With its indelible imprint on everyone from the romantically clingy, averse, and starved, the next best thing is to revisit the story of Gavreel (Kokoy De Santos) and Cairo (Elijah Canlas) in Gameboys (written by Ash Malanum, directed by Ivan Andrew Payawal), much like the rematch that sparked everything in the first place. And whether one watches it again or stumbles upon it on YouTube or Netflix, the experience is just as magical, bringing you everything from the thrill of a first love to the throes of trust and timing, and in the queer context at that. It comes to no surprise that it has been a commercial hit, compelling an encouraging follow through of Filipino queer stories, but also a critical one.
Following its nominations at the World International Film Festival and International Kids Emmy Awards, as well as of a Best Web Series nod at the Indie Shorts Awards, the rest of the internet is showing all the love for Gameboys as one of ten highest rated foreign series on Netflix as rated by the users of entertainment compendium, IMDb.
The Best Of Gameboys
With an overwhelming amount of amusement available on the popular streaming platform, it can prove difficult to cut through the noise. So, when one emerges on the trending list it is nothing short of impressive, more so when the world wide web declares it as one of the best.
The distinctly Filipino show filmed remotely in isolation joins the likes of foreign standouts such as Grenseland (Norway), Borgen (Denmark), Tabula Rasa (Belgium), Okkupert (Norway), Dark (Germany), O Mecanismo (Portugal), Alhambeura Goongjeonui Chooeok (Korea), Babylon Berlin (Germany), and Squid Game (Korea), proving that, as Collider says, “great shows lie beyond the Anglosphere.” With its average user rating of 8.7/10 on IMDb, there’s more than enough reason to not only check out Gameboys, but as Netflix encourages to keep on watching.

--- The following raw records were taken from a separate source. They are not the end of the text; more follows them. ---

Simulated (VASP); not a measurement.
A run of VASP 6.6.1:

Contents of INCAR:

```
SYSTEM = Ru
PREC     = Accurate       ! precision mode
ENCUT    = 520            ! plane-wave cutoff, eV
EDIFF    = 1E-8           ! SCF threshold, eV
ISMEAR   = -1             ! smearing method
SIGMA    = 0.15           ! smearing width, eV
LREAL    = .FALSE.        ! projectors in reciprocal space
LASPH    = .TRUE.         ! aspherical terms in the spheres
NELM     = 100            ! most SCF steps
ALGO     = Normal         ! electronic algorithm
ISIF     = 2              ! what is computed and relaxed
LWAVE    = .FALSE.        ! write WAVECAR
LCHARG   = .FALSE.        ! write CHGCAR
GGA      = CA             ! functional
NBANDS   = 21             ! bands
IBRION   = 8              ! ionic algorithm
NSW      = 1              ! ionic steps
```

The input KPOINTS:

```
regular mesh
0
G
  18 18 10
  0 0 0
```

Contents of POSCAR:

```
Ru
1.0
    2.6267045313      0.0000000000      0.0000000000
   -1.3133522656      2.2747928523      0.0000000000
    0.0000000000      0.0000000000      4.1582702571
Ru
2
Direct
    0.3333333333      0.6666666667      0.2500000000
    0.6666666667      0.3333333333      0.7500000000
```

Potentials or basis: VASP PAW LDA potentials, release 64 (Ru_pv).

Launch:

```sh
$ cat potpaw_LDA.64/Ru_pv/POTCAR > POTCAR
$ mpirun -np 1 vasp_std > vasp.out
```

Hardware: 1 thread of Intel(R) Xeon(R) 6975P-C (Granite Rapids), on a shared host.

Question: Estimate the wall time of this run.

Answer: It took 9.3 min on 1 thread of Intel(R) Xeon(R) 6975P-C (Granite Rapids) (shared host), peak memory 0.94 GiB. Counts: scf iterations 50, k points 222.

“Brilliant,” “phenomenal,” and “iconic,” as the cross-section of users who have taken the time to leave detailed and heartfelt reviews of Gameboys express on IMDb, it isn’t hard to see why there is a lot of love for the Filipino show. In fact, most of the episodes of the acclaimed first season tip the scale of mathematically remarkable range of nine over the perfect ten. Meanwhile, poring through the rest of the comments give more credence to the beauty of the series, especially with its delicate and dedicated essaying of a LGBTQIA+ love story. For many, this pushed the boundaries for representation amid the conservative tradition in the Philippines, making a strong case to bring the queer experience beyond just the margins of humor and token diversity. Here, the romance and coming-of-age between two young men was the exhale the community needed, and at a most crucial time no less.
With the success of Gameboys, including a movie released and a second season announced, there is a lot of love to go by. From the episodes aired to the rest of the story yet to be told, this is definitely not the last will be seeing of Caimazing and Angel2000. But until then, we can always press play and relive the realities of that one great love in the nth repeat of Gameboys—and there’s no shame in admitting that either.